Unity 5 announced
Posted on Tue 18 March 2014 in blog
So it looks like Unity is announcing Unity 5 a bit early. It’s a bit premature, since they are not done with the much anticipated 4.6 release (I’ve been wrestling with the existing, awful Unitry GUI system for months and I can’t freaking wait to push it over the gunwale!)
Key points of interest:
They are integrating the realtime GI middleware Enlighten
This is an interesting choice on a couple of levels; for one thing, I’m not sure most platforms out there are quite ready for realtime GI yet — while you can do it, as Crytek has been doing for a couple of years, it’s hard to do it in a real production environment with real assets and (more importantly) real performance constraints. I wonder how many current Unity users really need this? Given that Unity perf generally lags more traditional engines thanks to the C# layer switch costs and managed memory, I’m a bit surprised they took on something so high end. They advertise this as ‘mobile ready’ - I’ll believe it when I see it. SkyShop makes gorgeous pictures on an iPad - at around 20 fps for one object on screen.
That said, it does make really pretty demos.
Physically based shaders.
This is very interesting, but the devil is in the details; physically correct rendering is a very appealing idea, and is hard to beat when done right; but the mental and artistic adjustment costs can be pretty significant if you’ve been doing traditional anything-goes rendering for a decade or more. Will be very interested to see if they manage to popularize this approach.
A 64 bit version of the editor.
How will this play out with the notoriously flaky GUID system in unity? And honestly, I’d take a 32 bit version that integrated better with source control and was better adapted to collaborative work environments. And ‘save my goddam prefab‘ would also be nice.

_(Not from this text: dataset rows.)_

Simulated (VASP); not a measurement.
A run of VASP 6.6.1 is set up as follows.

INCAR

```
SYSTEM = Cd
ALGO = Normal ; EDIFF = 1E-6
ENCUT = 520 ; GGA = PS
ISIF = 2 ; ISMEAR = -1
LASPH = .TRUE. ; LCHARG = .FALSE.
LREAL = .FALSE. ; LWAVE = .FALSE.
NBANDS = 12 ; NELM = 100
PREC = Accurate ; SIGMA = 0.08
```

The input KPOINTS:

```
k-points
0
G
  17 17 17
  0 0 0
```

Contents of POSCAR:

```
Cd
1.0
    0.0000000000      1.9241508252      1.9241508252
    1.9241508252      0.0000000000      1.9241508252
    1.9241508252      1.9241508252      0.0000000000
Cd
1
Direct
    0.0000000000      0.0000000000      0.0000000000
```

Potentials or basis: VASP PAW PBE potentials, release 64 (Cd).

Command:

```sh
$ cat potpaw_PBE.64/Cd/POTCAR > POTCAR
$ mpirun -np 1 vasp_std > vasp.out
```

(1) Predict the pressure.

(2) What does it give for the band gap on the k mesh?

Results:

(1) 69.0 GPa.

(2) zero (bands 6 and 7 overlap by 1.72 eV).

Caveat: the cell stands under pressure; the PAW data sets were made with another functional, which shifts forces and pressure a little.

On the other hand it looks like they’re also making the editor more multi-core friendly, which gives me another reason to buy that Mac Pro I’ve been dreaming of.
More direct control over blend weights in Mecanim.
The recent addition of CrossFade()
and Play()
is already a big step forward, but this seems like even more belated recognition that the original was too doctrinaire. Who, exactly, thought that an animation system that didn’t let you tell it what animations to play was a good idea?
The most exciting bullet on animation though is a real headsmacking ‘Oh of course’ things: the ability to add behavior scripts directly to animation states. This should go a long way to enabling much more interesting — and comprehensible — procedural animation code. I’m very excited.
Forking the web player between the old plugin and WebGL
you’ll be able to publish to the traditional web player plugin, or to WebGL. Interesting to see how that plays out - I wonder if it will affect security sandbox issues with the web player. I’m still wishing it was easier to write real 3-d tools that could be published on the web, ala clara.o.
Of course, once you get into _interesting _stuff, like shader work, “write once run anywhere” gets a little more difficult (I’ve been battling stencil shader difference between PC, IOS and Android for a while now, so I’m prejudiced). Will this make it even dicier?
A new audio system.
Not my area, but given the complaints I’ve heard from audio guys any change is probably for the good.